Part 1
[img]1218|left|Nancy Goldberg||no_popup[/img]As 42 years’ worth of admiring Culver City students will attest, just-retired Nancy Goldberg brings distinct, sui generis, rhythms to the November race for two seats on the School Board.
No one is going to say she reminds him of anyone else in this campaign or any within memory.
Put away the brimstone, the fire and the telephone-pole-length homemade signs that scream “Vote for Me — or Else.”
A carryover from her classroom days, Ms. Goldberg is the cerebral candidate this season.
She will quietly reason through thickets of rhetoric, and deliver her answer after due deliberation. She will discuss denouements as easily as others will talk about endings.
Surely she is a sentimental choice in the four-person field.

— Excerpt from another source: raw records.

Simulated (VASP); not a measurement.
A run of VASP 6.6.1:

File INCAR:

When America thinks politicians, the immediate vision is the way that Mr. Obama and Mr. Boehner raged at and name-called each other on television last evening.
Not Ms. Goldberg’s style.
Widely viewed with enduring affection, the mother, grandmother and great-grandmother nevertheless still needs to prove she possesses the mettle, the teeth-gritting tough edge, to be a conquering candidate.
Question: Was it a difficult decision to run for public office for the first time in your life?
“I am at that age where I know I still have a few good years left in me. I am very healthy. I am very active, and I knew that it was time for me to back off (from school). I couldn’t take another class. I was only working fourth period.
“I lost my husband (Robert Sydney Goldberg) in ’05, and I was so grateful to have my job with the kids, and the love they have.
“We were married 46 years. There are no sad parts. He knew I was a teacher from the time he was sending me to school and paying for it, and saying, ‘Yeah, you’ll get there,’ and I did. I think he kind of enjoyed that, the fact that I could complete something I wanted.”
Returning her focus to the classroom, Ms. Goldberg said: “I began to realize there was this great big question of testing coming over the mountain, and I am scared of it. The last two years, it became even more onerous, not through any purpose of because of any design by the District. But it is coming down the pike federally.”
Ms. Goldberg’s central objection to the federally ordered testing, she said, “is the time element involved. You are not spending time interacting with students, having them share with one another, having discussion groups of the type that Dylan (Farris, expected to be named the new principal of Culver City High School tonight) did the first time I saw him in a classroom.
“Dylan’s students, by the time I got them in the 11th grade, had a capacity for argument, rhetoric. They were conscious of these things, and actually before then.
“They have a good Scholars program at the Middle School. Our problems are not with that program. Our problem is the Immersion program at the Middle School, where we don’t have sufficient continuation.
“We start out in elementary…
“I am still working on that. I haven’t figured it out yet.
“These problems are so broad-based and voluminous. I take one section, study it, and get as much out of it as I can. Then I propose or influence the right people.
“I realize I could be one of those people, and I might be able to channel what I already have learned about programs for students, and how can I implement new programs where we could afford them and protect the ones I know are essential.
“The school has to be able to protect the students, provide for their health, and provide for their academics. That is cutting it down to the bare essentials.
“Safety is a problem, because we never have had so many students in school. When my children were there in the ‘70s, you could walk down the hall and nobody would bump into you. Now I get knocked into, not by students but by their bookbags.
“Shlepping these things on their backs, and with many young people, their backs aren’t fully formed yet.
“I am looking at it like a mother or a grandmother.”
Which reminded Ms. Goldberg of her recent encounter with a well-known personality whose endorsement she sought. He was forced to decline, he told her, because she does not have children presently in school. And that is a story for the next time.
(To be continued)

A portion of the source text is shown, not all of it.